[Fwd: F7: Howto monitoring a Hardware sata raid controller]

Fri Jul 6 11:34:56 UTC 2007

Tim:
>> Well, the manual off-line test didn't do anything helpful about
>> correcting errors when I tried it.  It discovered some, but that was
>> all.

Tony Nelson:
> If the error is correctable (the data could be read) then the disk will
> rewrite the data and remap the sector if it is bad.  If the data could not
> be read, then the sector is put in a list of offline-uncorrectable errors
> and the sector will be reallocated the next time it is read.

And if it can never read that sector, you see that error each and every
time.  Of course I have no idea which file is on the dodgy point, it's
not like you see "error trying to read named.conf" *then* the hda error
message, it's not obviously correlatable to anything.

> When the off-line long test (not the short one) is run, it has been more
> than 4 hours since the last test.

Yes, it was the long test, and it was done a few times over a few days,
as I did a few experiments with things.

> The advantage of the automatic offline test is that it sees each
> sector frequently, and may be able to rescue the data before it is
> lost.  What you did is not comparable.

There's no indication in the manual, or other files, that the auto tests
does anything other than test.  I didn't see anything, anywhere, that'd
indicate that things would get fixed.

Anyway, with this error (being unable to read something), the only fix
would have been trying to replace the (unknown) data with the correct
information from an external source.

>> I'd been giving a few duff drives a while back.  Things like that are
>> always useful to experiment with.  I did find that using dd if=/dev/zero
>> of=/dev/hdb to write to all sectors on the drive caused the drive to
>> sort itself out.  Afterwards it passed the SMART check with flying
>> colours.

> This is not the same as a low-level format.  What you did used some of the
> spare sectors, leaving fewer spare sectors for remapping in normal
> operation, and requiring a long seek for each spared sector.
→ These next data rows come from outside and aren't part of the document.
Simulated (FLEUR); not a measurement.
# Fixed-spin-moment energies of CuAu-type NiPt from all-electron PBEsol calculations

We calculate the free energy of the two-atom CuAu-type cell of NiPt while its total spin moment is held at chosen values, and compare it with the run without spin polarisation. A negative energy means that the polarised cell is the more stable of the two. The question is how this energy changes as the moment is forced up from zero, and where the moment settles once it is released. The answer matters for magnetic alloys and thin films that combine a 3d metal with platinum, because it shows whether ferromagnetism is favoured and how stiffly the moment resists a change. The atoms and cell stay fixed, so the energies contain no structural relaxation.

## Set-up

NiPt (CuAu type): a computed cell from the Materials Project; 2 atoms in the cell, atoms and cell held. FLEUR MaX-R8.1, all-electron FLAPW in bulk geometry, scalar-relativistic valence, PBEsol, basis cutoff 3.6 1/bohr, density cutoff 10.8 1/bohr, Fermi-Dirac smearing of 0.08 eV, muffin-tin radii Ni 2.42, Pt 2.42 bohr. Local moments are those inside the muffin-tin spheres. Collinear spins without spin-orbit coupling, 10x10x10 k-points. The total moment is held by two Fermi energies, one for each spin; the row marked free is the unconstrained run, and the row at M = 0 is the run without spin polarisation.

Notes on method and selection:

Oh I know that.  It was just a way of exercising the drive with
unimportant data, so it can sort itself out.  It (the drive) found an
error, it moved that part of the drive out of further use.

Even an ordinary high-level format should have done the same trick,
though I'd imagine you'd have to do it twice (I'd forsee it finding an
error and complaining, the first time), but Linux doesn't really format
the drive during the install routine.

After doing that zeroing trick with the last drive, I formatted the
drives myself, using the checking option, to see if any problems were
discovered, before the install routine.  Nothing came up.

e.g. mkfs.ext3 -c -v -L lazarus/home /dev/sdb3

A drive check used to be an install option with older Red Hat releases.

>> The drives have, since, also been reliable in two test boxes with FC4, 6
>> & 7 over several months. ...

> Having sectors go bad is normal for modern hard drives, both because of
> their high density and their large number of sectors.  If sectors go bad at
> a low rate, it is simply a waste to replace the drive with one that will
> hopefully perform the same way and not just fail early.

That's my way of thinking, too.  They have some in-built level of error
handling, for that reason.  So long as the faults are insignificant,
you're okay.  I'm certainly not keen on coughing up $150 for a new
drive, *just* because two sectors stopped working, for instance.

-- 
(This box runs FC5, my others run FC4 & FC6, in case that's
 important to the thread.)

Don't send private replies to my address, the mailbox is ignored.
I read messages from the public lists.